In the end, it was Tony Abbott who got shirt-fronted, and not by the kleptocrat thug who runs Russia, but by Barack Obama — a leader with whom, pundits have assured us, Abbott is developing an increasingly close relationship. Evidently not close enough for the American President to give Abbott the heads-up on his pending climate action deal with Chinese autocrat Xi Jinping.

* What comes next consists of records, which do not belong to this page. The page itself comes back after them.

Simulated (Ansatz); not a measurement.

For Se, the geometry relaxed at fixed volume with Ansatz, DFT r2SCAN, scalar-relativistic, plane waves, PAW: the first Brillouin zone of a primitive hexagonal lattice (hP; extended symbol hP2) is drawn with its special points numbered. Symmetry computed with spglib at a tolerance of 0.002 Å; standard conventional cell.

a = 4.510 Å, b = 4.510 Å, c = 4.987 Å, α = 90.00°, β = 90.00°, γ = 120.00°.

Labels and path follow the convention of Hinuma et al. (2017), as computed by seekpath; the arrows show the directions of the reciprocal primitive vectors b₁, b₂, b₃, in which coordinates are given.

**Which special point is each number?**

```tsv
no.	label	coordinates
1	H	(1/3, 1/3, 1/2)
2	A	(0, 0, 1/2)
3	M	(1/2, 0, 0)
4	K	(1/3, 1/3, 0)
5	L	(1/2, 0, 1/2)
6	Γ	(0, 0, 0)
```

Then again, why would he? Abbott takes pride in his dismantling of a working carbon pricing scheme and his efforts to wreck investment in renewables, using his ever-shrinking Direct Action policy as a cover for climate denialism and a reflexive support for transnational resource companies. Abbott has nothing to offer countries genuinely interested in preventing the huge economic cost of climate change in coming decades, beyond a clear example of what not to do and asinine platitudes about how wonderful coal is.
The impact of the announcement could be understood through the reaction to it. The Minerals Council bravely declared that it was good news for Australian coal because our coal is so clean — just ask the residents of Morwell — and would be cleaner still with carbon capture. That’s the Alice in Wonderland technology that requires years of massive R&D investment before it’s clear whether it will even work outside a lab (and remember, spending taxpayer money on carbon capture research is “innovative R&D”; public investment in proven renewables technologies is “wasteful subsidisation”). But at denialism’s in-house newsletter, The Australian, Greg Sheridan was desperately insisting the climate deal “won’t change a thing” and it’s only “climate hysterics” who think otherwise.
With Abbott desperate to keep climate off the G20 agenda (because it’s not an economic issue … an even more bizarre form of denialism than claiming climate change doesn’t exist), the announcement couldn’t have come at a worse time for him. The Coalition’s entire post-Malcolm Turnbull strategy on climate action has been based on an assumption that there would be no concerted international action on the issue, especially by the biggest economies. That would allow Australia, with its risible bipartisan target of a 5% emissions reduction by 2020, to escape serious scrutiny (indeed, our emissions have now started rising again after a period of decline). As Treasury stated in 2010, the government’s Direct Action policy won’t even achieve that 5% at its then-budgeted allocation — which has since shrunk considerably. But Abbott has said there won’t be any more money allocated to it even if it falls short.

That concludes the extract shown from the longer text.